A tougher immigration policy was Donald Trump’s signature campaign issue. But how many of his bold promises can he actually turn into reality as president? DW asked two immigration experts.
Can President Trump make good on his key campaign promise and build a "big, beautiful wall" along the US-Mexico border?
"He can start," said Stephen Yale-Loehr, a professor of immigration law at Cornell University, who co-wrote the leading 21-volume treatise on the issue. "Money has already been appropriated to the Department of Homeland Security for border security and immigration enforcement generally and he can tell the Department of Homeland Security to reallocate its existing money to put more money into building a wall."
"He can do some on his own under existing law," concurred Cristina Rodriguez, a law professor specializing in immigration law at Yale University. "But to build that big beautiful wall Trump was talking about, Congress would have to appropriate funds."
While both scholars think it likely that Congress will at least initially provide additional money to build a wall, they don't believe we will see a physical wall alongside the entire US-Mexico border in the next four years.
Can President Trump, as he initially promised, deport all illegal immigrants or as he later said, deport all illegal immigrants with a criminal record?

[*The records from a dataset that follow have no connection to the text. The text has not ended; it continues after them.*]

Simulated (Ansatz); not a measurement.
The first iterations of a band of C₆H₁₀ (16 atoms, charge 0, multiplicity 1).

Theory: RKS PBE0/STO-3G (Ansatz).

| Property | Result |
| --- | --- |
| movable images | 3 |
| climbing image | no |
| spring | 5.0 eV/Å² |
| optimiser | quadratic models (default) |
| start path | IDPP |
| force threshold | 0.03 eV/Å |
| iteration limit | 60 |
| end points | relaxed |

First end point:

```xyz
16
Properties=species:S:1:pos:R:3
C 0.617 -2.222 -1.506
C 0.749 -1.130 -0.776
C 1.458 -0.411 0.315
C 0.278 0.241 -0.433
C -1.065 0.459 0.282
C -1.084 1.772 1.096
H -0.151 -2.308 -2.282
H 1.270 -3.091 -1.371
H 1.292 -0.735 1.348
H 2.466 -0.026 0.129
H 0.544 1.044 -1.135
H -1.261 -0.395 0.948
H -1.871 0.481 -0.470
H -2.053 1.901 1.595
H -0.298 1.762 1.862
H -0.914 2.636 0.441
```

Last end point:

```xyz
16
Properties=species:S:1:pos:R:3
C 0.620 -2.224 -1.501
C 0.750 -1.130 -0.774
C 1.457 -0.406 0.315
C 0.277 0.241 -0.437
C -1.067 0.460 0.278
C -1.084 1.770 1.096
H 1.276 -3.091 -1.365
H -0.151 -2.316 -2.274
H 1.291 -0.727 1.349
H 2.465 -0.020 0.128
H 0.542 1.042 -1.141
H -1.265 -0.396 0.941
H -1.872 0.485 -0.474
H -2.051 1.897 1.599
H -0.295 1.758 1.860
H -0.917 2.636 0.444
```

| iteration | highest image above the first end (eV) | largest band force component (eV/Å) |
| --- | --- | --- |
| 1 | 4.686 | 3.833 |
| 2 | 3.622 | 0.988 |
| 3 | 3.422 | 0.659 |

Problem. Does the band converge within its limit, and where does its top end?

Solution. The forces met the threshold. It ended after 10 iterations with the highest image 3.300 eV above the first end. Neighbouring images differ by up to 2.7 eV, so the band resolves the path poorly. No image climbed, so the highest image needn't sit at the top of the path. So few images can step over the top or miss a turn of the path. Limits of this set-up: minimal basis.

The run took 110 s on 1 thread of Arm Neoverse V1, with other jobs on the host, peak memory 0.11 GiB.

It is within President Trump's executive power to speed up the deportation process without the need for any Congressional approval, note the experts. But to quickly deport all estimated 11 million undocumented immigrants or even just those with a criminal record would require additional funding from Congress to bolster the immigration bureaucracy - for instance to hire more immigration judges because every individual accused of being in the US illegally has a right to a hearing.
"Any administration has to prioritize which people they are going to try and focus on," said Yale-Loehr. "The Obama administration has said that its top priority is to get rid of criminal aliens and Trump, I think, will just do more of the same. He may expand the definition of what is a crime to maybe include people who have been accused, but not convicted of a crime yet. That is something he can do on his own without Congressional authorization."
"I think the main way policy might change is that they consider people with minor offenses as priorities as opposed to people with only serious offenses," said Rodriguez. "He said a couple of times that the number of so-called criminal aliens might be 2 to 3 million people. That number, especially the 3 million people, seems quite generous so it is not clear whether he is going to move beyond the pool of people who have committed serious offenses, but that is certainly something that if the enforcement culture is revved up is likely to happen."
Can President Trump, as he vowed during the campaign, stop the US from taking in Syrian refugees? And can he, as he threatened, send the ones already in the US back?
"He certainly has the power to stop the admission of refugees," said Rodriguez. "The refugee selection system gives the president the power to determine every year how many refugees to admit and then from what countries. So the president can very easily say, 'no refugees from Syria this year.'"
"He cannot just kick existing refugees out of the United States, but he has to find some legal reason why they should not be here such as them being an alleged terrorist or them committing a crime in which case they still would have the right for a deportation hearing before they could be kicked out of the United States," said Yale-Loehr. "I think that is an empty threat in terms of removing existing Syrian refugees who are already in the United States."
Can President Trump, as he initially suggested, ban Muslims from entering the US? Or can he, as he later said, ban immigration from terror-prone regions?
He can't institute a whole-sale ban of Muslims entering the US because that would likely be deemed unconstitutional, said Rodriguez
But Trump can prevent people from certain regions or countries from entering the US, agreed both scholars.
"He can certainly institute heavier screening procedures for people who come from countries that supposedly have terrorist threats," said Yale-Loehr. "We did that to a certain extent after the terror attacks of 2001 both in terms of screening people outside of the US and we required people from those countries who were already here to come to the immigration offices and to register so we knew where they were and we could do background checks."
So what does this all mean for the US, traditionally considered a nation of immigrants?
"I think generally we are going to be less welcoming to immigrants over the next couple of years because President Trump has made clear he wants to focus on 'America First,'" said Yale-Loehr. "I think some people may not be able to come and other people will be able to come in, but it will take longer than normal to go through the screening and background procedures before they can actually be admitted to the United States."
"I think there are reasons to be quite pessimistic," said Rodriguez. "I expect a lot more talk about enforcement and I expect the targets of enforcement to become broader than under the Obama administration. I think the rhetoric and the orientation of the Trump administration will be far more negative and that can really have reverberations throughout even it doesn't change the numbers of people that come in that dramatically."